Explorations in the footsteps of Turner, Cotman and Ruskin with Professor David Hill
This is the eighth work of twenty-five bought in a lot of Sundry Drawings and Watercolours, offered at Anderson & Garland Ltd, Newcastle upon Tyne, 21 March 2-17, lot 46 as Various Artists (British 19th Century) Sundry drawings and watercolours, mainly topographical and floral studies, including a grisaille “South Gate Lynn, Norfolk”, bearing the signature J.S. Cotman, various sizes, all unframed in a folio.
Here we continue to work through a sequence of five fine pencil drawings, all dated 1828, once mounted in an album, and some numbered the original page order.
This is the second of five drawings all by the same hand, on similar paper and similarly mounted and inscribed. Most belong to a numbered sequence that seems to indicate the pages of an album since most are mounted o similar paper, given a simple pencil line framing and inscribed with titles in the same hand.

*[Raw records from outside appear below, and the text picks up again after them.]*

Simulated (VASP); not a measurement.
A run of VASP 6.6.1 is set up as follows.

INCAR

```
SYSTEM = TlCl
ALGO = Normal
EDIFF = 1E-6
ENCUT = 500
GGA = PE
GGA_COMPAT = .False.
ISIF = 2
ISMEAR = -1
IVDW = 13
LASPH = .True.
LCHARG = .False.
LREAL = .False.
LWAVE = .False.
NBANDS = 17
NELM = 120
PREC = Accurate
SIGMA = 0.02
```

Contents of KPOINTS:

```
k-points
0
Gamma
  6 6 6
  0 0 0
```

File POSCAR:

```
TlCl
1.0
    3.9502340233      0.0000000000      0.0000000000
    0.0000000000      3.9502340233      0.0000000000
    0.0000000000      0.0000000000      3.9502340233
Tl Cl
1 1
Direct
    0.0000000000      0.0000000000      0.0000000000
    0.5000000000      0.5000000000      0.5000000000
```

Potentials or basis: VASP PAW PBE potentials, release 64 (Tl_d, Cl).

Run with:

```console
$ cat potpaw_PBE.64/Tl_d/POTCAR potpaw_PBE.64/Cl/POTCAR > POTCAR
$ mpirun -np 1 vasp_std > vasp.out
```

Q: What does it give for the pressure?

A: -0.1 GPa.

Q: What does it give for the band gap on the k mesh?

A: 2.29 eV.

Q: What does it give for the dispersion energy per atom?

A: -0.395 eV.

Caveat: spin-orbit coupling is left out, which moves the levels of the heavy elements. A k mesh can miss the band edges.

The earliest subject (see part #7) is dated 19 June 1828 and shows a view on the river at Little Casterton, Rutlandshire. The present drawing is dated slightly less than a month later at Woodstock Park, near Sittingbourne in Kent.
None of the drawings is signed, nor is their authorship otherwise identified, but the geographic spread of subjects points to their being by a member of the Twopeny family. Little Casterton is just north of Stamford, Lincolnshire, and was the living of the Reverend Richard Twopeny (1757-1843). He was the third son of William Twopeny, a wealthy lawyer of Rochester, Kent, who in about 1780 established the family seat at Woodstock, near Sittingbourne in Kent. In 1826 the house passed to the Revd Richard’s eldest nephew, Edward Twopeny (1795-1857).
The present drawing is a painstaking and carefully drawn panoramic landscape looking over garden railings to a sheep-grazed park, with mature trees extending across a shallow valley to an upslope in the distance. In the foreground a gardener is at work, overlooked by a small boy in a petticoat and ruff collar. The boy is possibly three or four years old, and watches on, evidently in some contrition, whilst the gardener evidently sweeps something up from the path. Perhaps some accident is being cleaned up.
Woodstock Park was the family seat of the Twopeny family. The estate was bought in the latter part of the eighteenth century by the wealthy lawyer patriarch William Twopeny of Rochester. He built a new house on the park, which passed to his eldest son, also William who died in 1826 and left it to his brother’s eldest son Edward. The last was the elder brother of David Twopeny.
The house, which we will see in the next part (#9), lay derelict after the World War II, and was finally demolished in the 1960s. It stood a few miles south of the Kent town of Sittingbourne, not far from the village of Tunstall. Since the war the park has been redeveloped by Shell Energy as a Science Park, but the site of the house itself remains undeveloped to the north of the lane that runs past the science park towards Tunstall.
In the present drawing we look out, as the title tells us, from the drawing room of the house onto a narrow stretch of garden, bounded by a railing, and from there across sheep-grazed parkland dotted with mature trees. We can see from nineteenth century editions of the ordnance survey that the house was slightly unusual in having its principal fronts facing roughly west and east. In the drawing we can see that the light shines from the left i.e south, so we must be looking out from the west façade.
We can see from the map that the Tunstall Lane followed pretty much exactly the same course as it does today, passing close to the south of the house, before bending round to the right across a shallow valley, before rising again in the direction of Tunstall.
A couple of figures are recorded making their way along the lane, and we can pick up the course at the bottom of the dip in the middle-distance to the right, before tracing its route up through the trees beyond. As we shall see at least two later sketches in this series are taken from viewpoints in that same mid-distance.
For the time being, however, the present composition draws us back to the small boy. Who was he, we seem bound to wonder?. David Twopeny’s elder brother, Edward had only inherited the house in December 1826, and was executor of his uncle’s will, so must only just have settled all the various bequests and taken control over the Woodstock estate. His first thought had been to let it, but presumably there must have seemed good reason and prospect for managing the estate himself. 1828 must have been the first fully settled occasion on which he could invite friends and relations to the seat. And, furthermore Edward had fathered a son and heir in 1827, who could no doubt have been shown off to guests. Sadly the arithmetic will not quite allow identification with the child here, who must be considerably older than one year.